Running a PyTorch Model on the ESP32 S3

This log describes the steps I am taking to make a model trained in PyTorch work on the ESP32 S3 (M5Stack Core S3)

Public Chat
Similar projects worth following
I'm logging my actions while I'm trying to move a model from PyTorch to the ESP32 S3. The S3 has a SIMD extension baked into the XTensa CPU, allowing you to do certain operations vectorized. The available operations have been chosen to help accelerate (quantized) AI loads.

One of the most important operations made available is a vectorized fused multiply and add on 8 or 16 bit data, while loading the next data and performing alignment of this data". This is ideally suited for (quantized) convolutions and fully connected layers (matrix multiplications).

Espressif offers 2 options to access these functionalities, ESP-DSP and ESP-DL. I will get into how they both suck later and show a third option: using assembly language to run the instructions directly.


My priority is to get a model to run fast enough on an ESP32 S3. This means we have to make some tough decisions... Even though you should always keep the quality of your code to a high standard, when it comes to pure optimization nothing is sacred. If you're lucky, the compiler will do most of the work optimizing the code, but when it comes to custom instruction sets like the one found in the ESP32 S3 we're out of luck. We have a few choices, and I would always advice to start with a high level option, like an API that abstracts some of the internals, and move your way down if you run into obstacles. This is what I did here, I went from ESP-DL to ESP-DSP to raw assembly in order to get things done. Maintainability, Reusability, Readability? Out the window! And in return we get full control over the SIMD instructions that make this model go fast!


The AI framework built by espressif, containing samples on how to do face detection and face recognition, can be found here: esp-dl (github) . This all looks great at first sight, and I started to try and make an interface between PyTorch and how this framework expect its models. I built a custom QuantizationObserver to make sure the quantization to int8 takes into account the limitations of the ESP-DL framework and converted my model. I quickly ran into some issues / bugs, probably on my side, that needed to be resolved.

So I started to look into the source code of the framework to see if I was using the proper permutations of data and hit a brick wall in the form of library files. No source, other than the headers, is shared with this project, making it a black box. It requests of you to use a custom model converted tool for which also no source is shared. I can't work like that, so I ditched the idea of using this framework.

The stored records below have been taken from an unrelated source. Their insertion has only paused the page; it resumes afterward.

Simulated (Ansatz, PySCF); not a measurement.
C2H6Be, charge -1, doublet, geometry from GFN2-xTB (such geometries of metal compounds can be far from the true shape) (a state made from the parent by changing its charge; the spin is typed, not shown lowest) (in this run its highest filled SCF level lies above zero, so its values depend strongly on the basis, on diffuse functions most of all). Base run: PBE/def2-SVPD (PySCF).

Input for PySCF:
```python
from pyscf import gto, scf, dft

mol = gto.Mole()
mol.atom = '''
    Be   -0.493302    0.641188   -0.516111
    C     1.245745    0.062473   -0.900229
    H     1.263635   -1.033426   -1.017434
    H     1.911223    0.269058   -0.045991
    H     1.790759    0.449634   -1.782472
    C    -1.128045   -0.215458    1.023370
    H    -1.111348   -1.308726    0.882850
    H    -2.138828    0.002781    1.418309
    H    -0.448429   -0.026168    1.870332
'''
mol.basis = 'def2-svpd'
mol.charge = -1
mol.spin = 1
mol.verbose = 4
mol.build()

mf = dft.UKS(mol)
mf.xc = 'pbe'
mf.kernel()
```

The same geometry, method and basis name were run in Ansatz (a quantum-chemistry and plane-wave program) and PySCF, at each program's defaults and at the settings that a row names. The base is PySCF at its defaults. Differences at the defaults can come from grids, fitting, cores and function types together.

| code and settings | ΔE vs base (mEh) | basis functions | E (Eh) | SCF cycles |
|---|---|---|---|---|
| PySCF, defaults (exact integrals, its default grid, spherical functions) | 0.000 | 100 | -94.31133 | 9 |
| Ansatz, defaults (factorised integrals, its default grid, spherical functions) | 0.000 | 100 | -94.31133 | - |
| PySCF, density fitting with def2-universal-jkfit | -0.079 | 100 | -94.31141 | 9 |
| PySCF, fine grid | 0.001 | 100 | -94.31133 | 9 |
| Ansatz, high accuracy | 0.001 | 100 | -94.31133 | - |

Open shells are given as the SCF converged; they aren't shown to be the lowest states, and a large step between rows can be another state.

The DSP framework build by espressif, that exposes an API using the extended instructions (SIMD) present on the ESP32 and ESP32-S3 SoCs, esp-dsp (github). It has functionalities like convolution and matrix multiplication, so I figured I could use that to create my own convolution / linear layers. In the end, a convolution or linear layer is just a reordering of data (unfold), a matrix multiplication and folding to the output shape. A matrix multiplication is just a set of dot products. There is a header dspi_dotprod.h that takes in 2d "images" (one input, one kernel) and performs a dot product, on quantized data ([u]int8, [u]int16). It suggests that you can set up the strides for x and y, which should make it possible to define patches of a source image, keeping the stride of the source image, without copying data around.

I wrote a function to split an image up into patches, the size of the kernel and put it through this function, but I got horrible results. Luckily this project does have source code available, assembly code to be exact, so I dove into the code and realized that it would fall back to slow code if the patch isn't aligned properly, or has weird sizes, and a slew of other constraints on the data before it would run an optimized path. Furthermore, the function does not saturate the result, meaning that if your dot product is larger than a certain maximum, it would simply take the lower 8 bits, instead of clamping it to the output range.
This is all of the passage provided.